The Malta Independent 10 July 2020, Friday

Micromobility: can we focus on opportunities instead of challenges?

Saturday, 21 September 2019, 10:12 Last update: about 11 months ago

Suzanne Maas, researcher and PhD candidate with the Institute for Climate Change and Sustainable Development (University of Malta) on the topic of shared and sustainable mobility solutions, and an avid cyclist.

Earlier this month Transport Malta issued a set of proposed regulations for Micromobility in the Maltese Transport System, referring to e-kickscooters and other Personal Light Electric Vehicles (PLEV).  
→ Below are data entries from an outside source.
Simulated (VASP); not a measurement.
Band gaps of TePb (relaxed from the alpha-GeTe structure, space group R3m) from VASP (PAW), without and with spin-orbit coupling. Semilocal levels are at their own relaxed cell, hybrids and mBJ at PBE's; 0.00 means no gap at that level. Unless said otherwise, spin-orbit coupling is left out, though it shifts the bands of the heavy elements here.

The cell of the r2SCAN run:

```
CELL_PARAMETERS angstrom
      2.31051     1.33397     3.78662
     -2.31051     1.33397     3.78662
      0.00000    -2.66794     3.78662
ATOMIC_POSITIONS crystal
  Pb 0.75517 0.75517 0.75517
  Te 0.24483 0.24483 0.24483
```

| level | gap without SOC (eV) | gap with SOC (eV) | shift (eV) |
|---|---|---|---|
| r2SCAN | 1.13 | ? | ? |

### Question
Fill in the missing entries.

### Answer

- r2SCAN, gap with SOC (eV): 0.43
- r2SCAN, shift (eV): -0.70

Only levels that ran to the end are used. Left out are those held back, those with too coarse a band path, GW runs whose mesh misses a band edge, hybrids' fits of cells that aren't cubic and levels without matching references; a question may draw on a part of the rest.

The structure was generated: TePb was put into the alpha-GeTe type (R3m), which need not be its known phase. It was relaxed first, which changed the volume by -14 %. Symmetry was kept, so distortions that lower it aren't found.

The current status quo on the Maltese roads, with the majority of infrastructure dedicated to the private car, and an ever increasing number of licenced cars on the road, is simply unsustainable. This has also been recognized in the government's own National Transport Master Plan for 2025 and Transport Strategy for 2050. We urgently need to prioritise a shift to modes of transport that are less polluting, use less space, and are less dangerous to vulnerable road users.


Instead of directly focusing on the challenges and dangers of e-kickscooters, why isn't there more consideration for the potential to shift transport from private car use to a cleaner and leaner mode of transport that could be a suitable solution for the many short trips that occur in Malta? The average trip distance in Malta is only 5.5km, with many of the shorter trips occurring in the congested urban core. While there is a risk of collisions between scooters and motorized vehicles, as well as between scooters and pedestrians and cyclists, these risks should not be inflated, especially in comparison with the risks that motorized vehicles present to vulnerable road users. If the aim is to increase road safety for all, the most effective measure is reducing vehicle speeds. Many European cities are currently in the process of further pedestrianizing their city centres, restricting vehicular access and reducing vehicle speeds in an effort to create safer urban areas, with less air pollution and increased liveability and quality of life. One would expect Transport Malta's Sustainable Mobility unit to also see the opportunities provided by micromobility solutions and promote their use, rather than seeking to regulate them to the extent that it becomes unlikely for people to make the switch.

The proposed regulations are disproportionate and overly burdensome on the e-kickscooter user. Demanding that a user is in possession of a driving licence means they have to be over 18 years of age (and most likely already in the possession of, or having access to, a private car), when a lower minimum age (such as 12 in France, 14 in Germany and 16 in the Netherlands) could allow teenagers to obtain more freedom and flexibility to move around, and kick-start the formation of mobility habits that are not necessarily centred on the ownership and use of a private car. The obligation to pay a registration tax and annual circulation licence goes completely contrary to the government's own electromobility policy (which exempts all electric vehicles from registration tax, as well as the first 5 years of circulation licence), and is higher than the circulation licence fee for a 125cc motorcycle, which is bigger, heavier and capable of higher speeds: €10 annually versus a proposed €25 for e-kickscooters. The fines are also disproportionate when compared to fines for contraventions by drivers of motorized vehicles.

Rather than over-regulating a mode of transport that could provide an alternative to the private car, this policy should seek to promote the use of smaller, cleaner and slower-moving vehicles and create safer streets for all road users through means that have been well-researched and implemented with positive results elsewhere:

  • Create a network of traffic calmed roads, where vehicle speeds are reduced to 30km/h, so that roads can be shared by different transport users, including vulnerable road users. Where speed limits are higher, prioritise the creation of separated infrastructure for pedestrians and bicycles/scooters according to accepted standards, e.g. for cycling infrastructure.
  • Adopt a transport policy hierarchy based on safety, vulnerability and sustainability: prioritising walking, cycling, micromobility and public transport over private car use.
  • Protect vulnerable road users by adopting the system of 'presumed liability', which puts the onus on drivers to take responsibility to drive in a way that minimizes the risk of injury to vulnerable road users. Presumed liability has been adopted by the vast majority of EU countries.
  • Invest in enforcement of illegal parking, over-speeding, driving under influence, and mobile phone use while driving, in order to promote road safety for all.